Immediately after, if not during high school, Dan took off and followed BOB MARLEY on tour and in Jamaica taking black & white photographs, which decades later were purchased by the Bob Marley estate, and are now regarded as a remarkable legacy of the time.

Dan then came and settled in New York City, where he hung out at the now legendary Red Bar, where he met Simon Cerigo in 1982, and they became life-long friends. At this point he began working in very free-handed, gestural and expressionistic oil stick on paper. He had a solo show at Club 57 in 1982, and a solo show at the Red Bar in 1983.

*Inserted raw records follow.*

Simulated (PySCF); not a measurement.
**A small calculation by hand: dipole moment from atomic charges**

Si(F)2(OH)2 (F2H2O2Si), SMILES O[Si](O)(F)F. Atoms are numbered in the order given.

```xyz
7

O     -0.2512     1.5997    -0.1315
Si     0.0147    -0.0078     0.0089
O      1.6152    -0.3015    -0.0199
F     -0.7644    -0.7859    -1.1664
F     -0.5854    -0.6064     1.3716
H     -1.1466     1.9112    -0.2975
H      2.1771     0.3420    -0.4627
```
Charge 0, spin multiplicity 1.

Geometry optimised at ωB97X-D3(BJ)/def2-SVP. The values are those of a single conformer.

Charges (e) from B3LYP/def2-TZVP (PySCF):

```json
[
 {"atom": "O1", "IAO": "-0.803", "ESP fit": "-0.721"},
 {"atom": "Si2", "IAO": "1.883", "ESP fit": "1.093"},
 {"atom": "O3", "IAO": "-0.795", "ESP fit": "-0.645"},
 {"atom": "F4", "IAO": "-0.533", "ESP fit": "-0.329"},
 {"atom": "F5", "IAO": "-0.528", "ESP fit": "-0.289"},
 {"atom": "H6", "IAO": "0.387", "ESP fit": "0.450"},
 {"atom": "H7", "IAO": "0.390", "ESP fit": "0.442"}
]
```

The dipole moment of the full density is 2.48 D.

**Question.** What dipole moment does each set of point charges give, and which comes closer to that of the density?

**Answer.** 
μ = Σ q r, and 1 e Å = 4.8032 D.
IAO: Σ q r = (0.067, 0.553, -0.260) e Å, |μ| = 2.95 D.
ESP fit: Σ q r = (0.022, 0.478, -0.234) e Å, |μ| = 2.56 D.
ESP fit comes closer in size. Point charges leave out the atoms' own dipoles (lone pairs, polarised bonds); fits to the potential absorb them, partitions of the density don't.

Simon had started his own gallery at this point, SIMON CERIGO GALLERY, on Ave A, in the East Village, and he gave Dan one of his earliest solo gallery shows there in 1986. Dan went on to show extensively in New York, LA, and Europe. One of the main galleries he was represented by was GALERIE AUREL SCHEIBLER, KOLN. By 1997, TOMIO KOYAMA GALLERY, TOKYO, was showing his work in Japan.

Dan also had a deep passion for indie music, and made several documentary videos based on his favorite bands, and musicians. Vic Chestnut.


NANCY SMITH . . .
with one of her vintage quilt repair projects, photographed in a park on the Lower East Side, in 1998, making her 47 at the time.
PHOTO: SIMON CERIGO.

NANCY SMITH was born in 1951 in Montreal, Quebec, Canada. She met Simon Cerigo in the MFA program at Concordia University, in Montreal in the early 70s. Nancy and Simon both shared an avid passion for contemporary art, and the art market in general. Simon was the first person to buy and collect her work. At the time she was working in watercolor, and doing large scale, ‘mythical’ figurative charcoal drawings on paper.

Also drawn by the energy in NYC, Nancy arrived here in Oct 1982, never to look back. She partnered in the behind-the-scenes admin of the SIMON CERIGO GALLERY, as well as in their on-going art collecting and ‘flipping’, which is how they supported their family. Kate was born in 1986, and Theo in 1988. They lived and worked in a gritty storefront on Rivington Street, right off the Bowery. 5 Rivington, East Storefront. Nancy had a solo show at the gallery, and her works on paper were included in several of its group shows.

At some point in the 80s, inspired by the many flea markets that used to be all over the Lower East Side, she developed a life long interest in restoring, by hand, vintage American quilts.

Like Dan Asher, Nancy was always into photography, except while Dan documented indie bands, and far-away places, Nancy was more more interested in documenting what was going on around her in the art scene close to home. Twenty years later her photos on the art scene began to be published on artnet.com: ‘Art Lovers New York – Photos by Nancy Smith’, 2002-2004.
While Walter Robinson, artnet’s venerable editor at the time, branded her: ‘artlovers’, you can thank Charlie Finch, artnet’s most colorful scribe for bestowing . . ‘Crackula’ upon her, a well-earned nickname, it is.

Nancy left artnet in 2005, to start her own ‘indie’ website, artloversnewyork.com – which she still runs, with a focus on the underground, and new talent.

Nancy was hired as a quilt collection consultant by JOSH HARRIS, of JUPITER and PSEUDO dot.com fame, in the late 90s which led to her being part of his million dollar ‘QUIET’ Millennium art party / social experiment / 24-7 surveillance wired project, 1999-2000. She is one of the many hardcore, downtown indie artists featured in the documentary, based in good part on raw surveillance footage from ‘Quiet’, that resulted 7+ years in the making, in the internationally well-received & critically acclaimed . . ‘WE LIVE IN PUBLIC’, a full length film directed by ONDIE TIMONER, and winner of the grand prize documentary, SUNDANCE 2009.

. . . BIO-TEXTS BY KATE CERIGO.
‘Under the Volcano: Simon Cerigo, Dan Asher, Nancy Smith’. June 6 & 7, 2015. 169 Bowery, NYC.